By: Guest Contributor
I left the house for work at 9:45 this morning. NINE. FORTY. FIVE.
I wasn’t sick. My kid wasn’t sick. The house wasn’t burning down. I just couldn’t do it- I didn’t want to adult. I didn’t want to work. I didn’t want to mom. I didn’t clean the house. I didn’t work out. Instead, I sat on my couch and I watched Netflix and drank coffee by myself.
And I thought, because I felt like I couldn’t do anything else, that doing this – nothing – until 9:45 would make me feel better.
It didn’t.
I arrived to work around 10, just as worn out as I was at 7:15 when I dropped my son off at daycare. I felt tired. I felt helpless, I felt hopeless- like I was sucking at everything. Do you ever have those days? Where you look around at everything all around you and think, ‘Man. Today. Today, I just suck?'
I know, I know – the negative self-talk, the self-pity. It’s so lame. But hear me out: my house is a WRECK, toys everywhere, food crumbs everywhere. Clothes – clean or otherwise – are scattered everywhere, dishes are piled up, mail unopened, bills unpaid. And I pranced into work at 10 a.m. so we all know I’m a shitty employee.
There's also this: I’ve been going to couples counseling with my husband for about a month now because I’m pretty sure he stopped loving me after our son was born. I feel like we’re just floating through the motions of what marriage and parentdom is supposed to look like.
I’m fat. I weigh as much now as I did halfway through my pregnancy, and I haven’t worked out since about that then, either. I couldn’t even manage to put on any makeup today.
So, today, I’m sucking. Nope, not winning at all, at anything. And, what’s worse is that I almost don’t care. I want to eat cupcakes, I want to ignore the messiness, I want to sleep through the day.

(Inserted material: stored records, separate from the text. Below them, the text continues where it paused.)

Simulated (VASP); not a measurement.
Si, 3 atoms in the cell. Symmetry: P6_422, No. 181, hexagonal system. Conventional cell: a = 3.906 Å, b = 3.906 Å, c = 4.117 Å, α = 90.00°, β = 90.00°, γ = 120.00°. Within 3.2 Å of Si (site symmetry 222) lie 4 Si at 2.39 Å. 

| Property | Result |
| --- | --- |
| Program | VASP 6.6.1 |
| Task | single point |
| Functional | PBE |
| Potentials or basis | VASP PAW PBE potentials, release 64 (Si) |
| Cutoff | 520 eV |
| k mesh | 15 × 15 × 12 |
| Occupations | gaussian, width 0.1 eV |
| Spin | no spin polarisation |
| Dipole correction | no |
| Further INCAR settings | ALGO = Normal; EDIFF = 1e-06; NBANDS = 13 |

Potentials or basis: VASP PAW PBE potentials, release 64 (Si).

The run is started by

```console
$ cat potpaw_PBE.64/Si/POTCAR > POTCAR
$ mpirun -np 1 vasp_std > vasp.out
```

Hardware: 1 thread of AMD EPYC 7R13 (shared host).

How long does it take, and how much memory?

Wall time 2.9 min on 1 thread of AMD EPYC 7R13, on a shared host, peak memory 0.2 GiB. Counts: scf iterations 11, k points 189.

Is this what adulthood is supposed to feel like? Motherhood? Wifehood?
I recently keep thinking about the Christian idea of grace, as it applies to our children, mostly. The idea that kids are people too, and allowed to have bad days and moods. I feel obligated to give my son the grace to feel his feelings and process and move on, meanwhile loving and supporting him regardless and no matter what.
But what about me?
Somewhere along the way, I forgot to learn how to give myself grace. I expect so much from myself- so much more than I expect from anyone else. But somehow, when I’m the one having a bad day or just too many emotions, I don’t give myself the grace to get through. I call myself names like "lazy" and "inadequate"- things I would never allow my son to call himself.
Being a full-time working mom is hard. It’s so hard. But, I do it and will continue to do it and here’s why: I am the primary breadwinner for our family. I make more money than my husband, and I want us to have a good, comfortable life. I want my son to have the things he needs and sometimes the things he wants.
I want him to have a strong woman as his role model, so that he knows women do anything men can do. I want my son to go to daycare to be socialized and comfortable around different types people.
At least, this is the 50,000 foot view of why I do what I do.
Up close, the details are that I’d probably go even crazier if I was home all day, and if I was a bad employee to the role of being a stay at home mom, I don’t know that I could ever forgive myself. That takes a heart and soul I’m not sure I have.
So, grace for me is the concept of forgiveness- constant, unwavering love despite acting or feeling unlovable and unforgiveable. Why is it we are so willing to bestow grace on others and not onto ourselves?
Here is my promise today. Today, I am giving myself grace. I give myself grace to just be ok, or to suck, at all the things I’m juggling. To find motivation in the fact that I am TRYING. And in the fact that I am a caring human. My ability to be self-aware is a little better than my ability to count calories. I am also giving myself grace to love myself, to love my family, to love my coworkers. And to give them grace as well.
And I'm going to give you grace- the grace to accept whatever you feel like you’re sucking at today. Maybe tomorrow we’ll both do better. Maybe we won’t. But we need to love and forgive ourselves regardless.